Mapforce: mapping to CSV without column header line inserts hex FF FE FF FE

Discussion in 'XML' started by Lukas, Dec 9, 2005.

  1. Lukas

    Lukas Guest

    Hi Group,

    In Mapforce 2005 R3, when mapping to CSV with the "First row contains
    field names" option UN-checked on the CSV target component settings,
    the characters (hex) FF FE FF FE are inserted in the beginning of the
    first line when running Java code autogenerated by Mapforce.

    In the output tab of the Mapforce application, this problem doesn't
    occur. I've not checked whether it occurs when running C#,C++ or XSLT
    autogenerated code.

    I've encountered this problem when mapping XML to CSV and CSV to CSV.

    Does anyone know whether this is this a known bug? Is it fixed in a
    later release?
    Any known workarounds?

    Not holding my breath,

    Lukas
     
    Lukas, Dec 9, 2005
    #1
    1. Advertising

  2. Lukas

    Lukas Guest

    Correction:

    My editor was displaying those bytes incorrectly.
    The bytes inserted are actually:

    EF BB BF
     
    Lukas, Dec 12, 2005
    #2
    1. Advertising

  3. Lukas

    Peter Flynn Guest

    Lukas wrote:

    > Hi Group,
    >
    > In Mapforce 2005 R3, when mapping to CSV with the "First row contains
    > field names" option UN-checked on the CSV target component settings,
    > the characters (hex) FF FE FF FE are inserted in the beginning of the
    > first line when running Java code autogenerated by Mapforce.
    >
    > In the output tab of the Mapforce application, this problem doesn't
    > occur. I've not checked whether it occurs when running C#,C++ or XSLT
    > autogenerated code.
    >
    > I've encountered this problem when mapping XML to CSV and CSV to CSV.
    >
    > Does anyone know whether this is this a known bug? Is it fixed in a
    > later release?
    > Any known workarounds?


    It's not a bug, it's part of XML. It's the Byte Order Mark (BOM) which
    is designed to signal to a processor before processing starts which
    16-bit character encoding is in use. It's being output because your
    processor is emitting UCS-2 which is probably unnecessary unless you
    are using a very wide range of character repertoire planes. Check the
    Mapforce output settings and switch to UTF-8 instead.

    ///Peter
    --
    See FAQ: http://xml.silmaril.ie/appendix/glossary/#bom
     
    Peter Flynn, Dec 12, 2005
    #3
  4. In article <>,
    Lukas <> wrote:

    >My editor was displaying those bytes incorrectly.
    >The bytes inserted are actually:
    >
    >EF BB BF


    I can't help you directly, but EF BB BF is the UTF-8 code for a
    byte-order mark (or "BOM"). Maybe you can look that up in the manual
    for your software.

    -- Richard
     
    Richard Tobin, Dec 13, 2005
    #4
  5. Lukas

    Lukas Guest

    Sorry for the confusion. The sequence was actually EF BB BF (UTF-8 BOM,
    as Richard notes).

    What confuses me about the UTF-8 BOM issue:

    A) In XML: Since I'm using UTF-8, which is a 7 bit encoding, and the
    xml processing instruction says so explicitly, why would I want to have
    nasty binary at the start of my document?

    B)
    * In Text (CSV): some articles claim that Windows Notepad handles the
    BOM gracefully, but in our project the issue would've not even been
    raised if our editors had not displayed spurious characters;
    ... "" (if you view this in ISO 8859-1) in Notepad, a dot in
    Ultraedit 8.2. When switching to hex in Ultraedit, completely wrong
    values are being displayed throug the length of the doc.
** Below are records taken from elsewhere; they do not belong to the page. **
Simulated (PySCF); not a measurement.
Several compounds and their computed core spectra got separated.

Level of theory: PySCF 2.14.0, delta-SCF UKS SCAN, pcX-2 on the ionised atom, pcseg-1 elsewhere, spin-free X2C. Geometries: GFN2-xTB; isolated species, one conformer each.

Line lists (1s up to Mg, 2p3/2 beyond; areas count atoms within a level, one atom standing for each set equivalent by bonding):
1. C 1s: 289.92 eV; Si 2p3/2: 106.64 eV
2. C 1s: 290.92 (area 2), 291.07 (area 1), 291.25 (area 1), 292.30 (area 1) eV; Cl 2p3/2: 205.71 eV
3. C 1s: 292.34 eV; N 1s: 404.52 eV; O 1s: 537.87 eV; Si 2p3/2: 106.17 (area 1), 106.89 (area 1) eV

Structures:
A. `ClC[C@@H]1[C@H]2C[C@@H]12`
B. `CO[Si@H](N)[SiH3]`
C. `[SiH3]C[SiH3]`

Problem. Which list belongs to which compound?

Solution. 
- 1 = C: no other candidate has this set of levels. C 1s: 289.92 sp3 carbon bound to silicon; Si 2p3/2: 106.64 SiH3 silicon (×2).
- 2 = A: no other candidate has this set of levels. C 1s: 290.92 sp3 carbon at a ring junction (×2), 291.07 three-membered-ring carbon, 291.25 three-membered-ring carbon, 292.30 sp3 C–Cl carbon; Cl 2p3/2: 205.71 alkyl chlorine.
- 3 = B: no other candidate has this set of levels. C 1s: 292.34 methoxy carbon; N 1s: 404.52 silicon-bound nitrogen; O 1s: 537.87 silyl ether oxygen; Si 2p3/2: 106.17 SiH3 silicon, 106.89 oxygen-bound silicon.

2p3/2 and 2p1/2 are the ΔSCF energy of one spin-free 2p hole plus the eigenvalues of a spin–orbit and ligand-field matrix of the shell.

    * The issue did not occur when (in Mapforce) the option "First row
    contains field names" was checked for the output CSV, although we
    viewed the output files with the same editors.

    * Mapforce ITSELF doesn't handle the BOM gracefully. If the CSV output
    with BOM from one Mapforce code-gen mapping is fed as input to another,
    the BOM is visible in the first field and trips up functions operating
    on that field.
     
    Lukas, Dec 14, 2005
    #5
  6. Lukas

    Lukas Guest

    Sorry, something doesn't display in my last post. It's meant to read:

    ...

    * * * * * * *
    * * * *
    * * * *
    * * * *
    * * * *
    * * * * *
    * * * ****

    (if you view this in ISO 8859-1) in Notepad, a dot ...
     
    Lukas, Dec 14, 2005
    #6
  7. In article <>,
    Lukas <> wrote:

    >A) In XML: Since I'm using UTF-8, which is a 7 bit encoding, and the
    >xml processing instruction says so explicitly, why would I want to have
    >nasty binary at the start of my document?


    UTF-8 is not a 7-bit encoding! It corresponds to ASCII for characters
    up to 127, but uses bytes with the high bit set to encode the rest of
    Unicode.

    >* In Text (CSV): some articles claim that Windows Notepad handles the
    >BOM gracefully, but in our project the issue would've not even been
    >raised if our editors had not displayed spurious characters;
    >.. "" (if you view this in ISO 8859-1) in Notepad


    I don't know anything about Notepad, but if you see those characters -
    i with diaeresis, double greater-than, inverted question mark - it
    means that the program is interpreting the document as 8859-1 rather
    than UTF-8. Of course, the whole point of the UTF-8 BOM is to let it
    know that it's in UTF-8!

    -- Richard
     
    Richard Tobin, Dec 14, 2005
    #7
  8. Lukas

    Peter Flynn Guest

    Lukas wrote:

    > Sorry for the confusion. The sequence was actually EF BB BF (UTF-8
    > BOM, as Richard notes).
    >
    > What confuses me about the UTF-8 BOM issue:
    >
    > A) In XML: Since I'm using UTF-8, which is a 7 bit encoding,


    Whoah there. UTF-8 uses all 8 bits in the byte. Where did you get the
    information that it's 7-bit? The only 7-bit encoding in widespread
    use is US-ASCII.

    > and the
    > xml processing instruction says so explicitly, why would I want to
    > have nasty binary at the start of my document?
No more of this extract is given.